From: Martin Thomson <mt@lowentropy.net>
Date: Mon, 21 Dec 2020 09:46:27 +1100
Message-Id: <01edbef5-9203-40c3-b1dd-ea5565e8ea16@www.fastmail.com>
To: "Ian Swett" <ianswett@google.com>
Cc: "HTTP Working Group" <ietf-http-wg@w3.org>
On Sun, Dec 20, 2020, at 06:36, Ian Swett wrote:
> If I only had to send the SETTING client to server, I think that might 
> be deployable in the near future, though Chrome would have to run more 
> widespread tests.  I'm actually more concerned about the fact that the 
> server has to send the SETTING(which makes complete sense, given what 
> you're trying to accomplish).  It's impractical to wait for receipt of 
> the client SETTING before sending the server one, and the client 
> ecosystem is much slower to upgrade, unfortunately.
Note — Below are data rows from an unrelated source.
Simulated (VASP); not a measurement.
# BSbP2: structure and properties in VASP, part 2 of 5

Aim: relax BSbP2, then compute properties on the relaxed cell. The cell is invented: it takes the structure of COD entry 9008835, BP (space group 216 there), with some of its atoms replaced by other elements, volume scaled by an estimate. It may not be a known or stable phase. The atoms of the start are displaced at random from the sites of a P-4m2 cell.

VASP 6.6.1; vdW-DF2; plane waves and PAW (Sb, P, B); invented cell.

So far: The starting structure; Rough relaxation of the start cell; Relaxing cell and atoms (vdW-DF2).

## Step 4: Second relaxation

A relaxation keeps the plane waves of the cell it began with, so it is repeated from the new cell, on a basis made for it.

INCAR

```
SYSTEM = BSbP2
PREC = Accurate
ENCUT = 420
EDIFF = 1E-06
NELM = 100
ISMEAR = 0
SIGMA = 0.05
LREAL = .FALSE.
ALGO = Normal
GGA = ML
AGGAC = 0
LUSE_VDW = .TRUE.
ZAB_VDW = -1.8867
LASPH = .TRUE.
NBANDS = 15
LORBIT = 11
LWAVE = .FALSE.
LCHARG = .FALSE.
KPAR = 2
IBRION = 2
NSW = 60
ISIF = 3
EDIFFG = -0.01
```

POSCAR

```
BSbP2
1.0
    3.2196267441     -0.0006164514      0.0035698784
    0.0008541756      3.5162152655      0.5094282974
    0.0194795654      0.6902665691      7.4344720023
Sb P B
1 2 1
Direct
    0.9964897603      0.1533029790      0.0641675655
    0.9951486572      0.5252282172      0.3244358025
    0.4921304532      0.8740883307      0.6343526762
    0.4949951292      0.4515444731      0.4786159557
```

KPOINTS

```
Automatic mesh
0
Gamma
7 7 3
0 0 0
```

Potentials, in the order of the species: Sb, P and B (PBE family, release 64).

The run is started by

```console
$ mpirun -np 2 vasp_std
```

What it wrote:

My original write-up only had the server send the setting.  It certainly works that way.  You get most of the functionality.

If the client says nothing, the server can't condition its treatment on an indication of support from the client.  The consequence being that the server can't rely on the client respecting lower limits.  That's not a big loss though; even fairly low limits would be hard to exceed in the limited space available, either due to max_early_data or CWND limits.

> Given this, ALPS looks better from a deployability perspective.  To my 
> knowledge, there are no known issues deploying new TLS 1.3 extensions.  
> Given the lack of interest in a new h2 ALPN, I'm suggesting ALPS 
> include a GREASE recommendation, so if one deploys ALPS, it's also an 
> indication it's a fully compliant h2 implementation.

I suspect that that is not going to be an easy stipulation.  As others have observed, people update their TLS stacks independent of their h2 implementation.